Fort Michilimackinac

We continued our trip north, stopping at the Mackinaw bridge that connects lower Michigan with upper Michigan. We stopped at Fort Michilimackinac. It was fantastic and very interesting. The following is an excerpt from the Michilimackinac website. ‘Treasures from the past come to life at this 18th-century fort and fur trading village, reconstructed based on historic maps and more than 60 years of archaeological excavations. As you walk through the site, you are stepping back in time to 1779, during the American Revolution. Historical interpreters representing voyageurs, British soldiers, and French-Canadian merchant families are stationed throughout the fort to answer your questions and perform demonstrations.’

Woodland Park

After that we crossed the bridge into upper Michigan and continued on to the camp at the north side of upper Michigan. We stayed at the Woodlands Park near the Light Keepers House Museum. Something that stands out is the tenacity of the plant life there, and the roughness of Lake Superior. It was late in the summer. However there was a chill in the air in the evenings. After staying there a few days we made the long drive back to Battle Creek and home.

Cabin on the lake

Then in 1967 my parents planned a trip to Spider Lake. This time they rented a cabin. My brother Alan was to meet us there. This was after his accident that left him totally deaf. We were looking forward to seeing him.

So we packed up the car along with our Boston Terrier Candy. On the trip, as always when we traveled with her, she clung to my mother. If we left the car for anything she would go insane until mom returned.

We arrived at the cabin and unpacked the car. The cabin was old but spacious. It had three bedrooms, an ample kitchen and a huge living room with a fantastic view of the lake. It was very rustic looking. Bare log were the walls. Fishing trophy’s adorned the walls.

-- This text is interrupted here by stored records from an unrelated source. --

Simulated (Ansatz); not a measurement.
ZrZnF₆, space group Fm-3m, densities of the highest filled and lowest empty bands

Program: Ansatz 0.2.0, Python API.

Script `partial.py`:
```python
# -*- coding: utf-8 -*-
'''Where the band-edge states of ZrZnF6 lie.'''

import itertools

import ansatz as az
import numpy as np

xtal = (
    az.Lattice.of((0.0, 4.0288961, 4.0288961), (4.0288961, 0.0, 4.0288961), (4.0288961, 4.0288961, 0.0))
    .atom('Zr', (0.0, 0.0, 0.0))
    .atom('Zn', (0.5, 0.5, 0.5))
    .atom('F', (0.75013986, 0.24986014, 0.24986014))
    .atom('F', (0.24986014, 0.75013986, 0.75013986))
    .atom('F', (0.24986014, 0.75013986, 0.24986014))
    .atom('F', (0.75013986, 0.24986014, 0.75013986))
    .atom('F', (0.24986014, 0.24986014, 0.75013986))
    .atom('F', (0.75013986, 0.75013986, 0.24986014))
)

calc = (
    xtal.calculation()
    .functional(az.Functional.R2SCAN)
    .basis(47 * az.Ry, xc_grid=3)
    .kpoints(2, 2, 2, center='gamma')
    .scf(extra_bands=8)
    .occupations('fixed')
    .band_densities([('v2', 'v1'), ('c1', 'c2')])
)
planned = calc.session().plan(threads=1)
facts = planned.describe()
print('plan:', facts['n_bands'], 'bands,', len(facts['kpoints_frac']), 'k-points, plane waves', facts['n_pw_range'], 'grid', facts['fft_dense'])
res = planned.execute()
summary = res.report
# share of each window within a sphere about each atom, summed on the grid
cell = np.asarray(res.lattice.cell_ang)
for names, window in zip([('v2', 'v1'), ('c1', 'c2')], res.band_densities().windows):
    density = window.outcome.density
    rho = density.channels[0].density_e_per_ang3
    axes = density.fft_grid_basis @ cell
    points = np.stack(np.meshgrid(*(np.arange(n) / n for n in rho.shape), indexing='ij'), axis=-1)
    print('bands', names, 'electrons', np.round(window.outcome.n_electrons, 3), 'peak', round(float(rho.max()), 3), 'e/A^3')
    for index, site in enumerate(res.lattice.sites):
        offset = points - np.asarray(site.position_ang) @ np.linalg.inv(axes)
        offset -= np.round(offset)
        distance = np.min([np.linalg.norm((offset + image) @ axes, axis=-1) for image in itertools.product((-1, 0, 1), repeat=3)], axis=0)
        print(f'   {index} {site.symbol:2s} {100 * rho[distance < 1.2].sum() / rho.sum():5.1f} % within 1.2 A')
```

Later that day Alan joined us in is spiffy sports car. He came in and said hi to everyone. He hugged dad mom and I and said “How about a drink dad?” He pulled out a bottle of whisky from his case. Dad did not drink. He did in his past but had not drank a drop when my mother years ago gave him an ultimatum to stop drinking or she was leaving him. He was a slave to the stuff back in the late 40s and 50s. I had never seen him drink until today. “Sure” dad said. Alan was getting good at reading lips. Dad got a shot glass out of the cupboard and two highball glasses. Alan poured and he and dad raised their glass and downed the drink on one gulp. They both slammed their glasses down and Alan refilled them. After those 2 drinks I never saw my dad drink again.

Early Morning Fishing

We had brought our small boat along and we got it set up to do some fishing. We got it set up on the dock and Alan, my dad and I boarded the boat. Alan loved to fly fish. He had brought is tackle box and fly fishing rod and real with him. It was early morning and a mist was over the water, Sounds of creatures of the night could be heard. It was very pleasant. A bonding time if you will. Alan showed me how to use the fly rod and real. He whipped the line back and forth and then slowly brought the line back in. It was fascinating. We caught a few bluegills and mom cleaned them up and we had them for dinner that day along with some grits.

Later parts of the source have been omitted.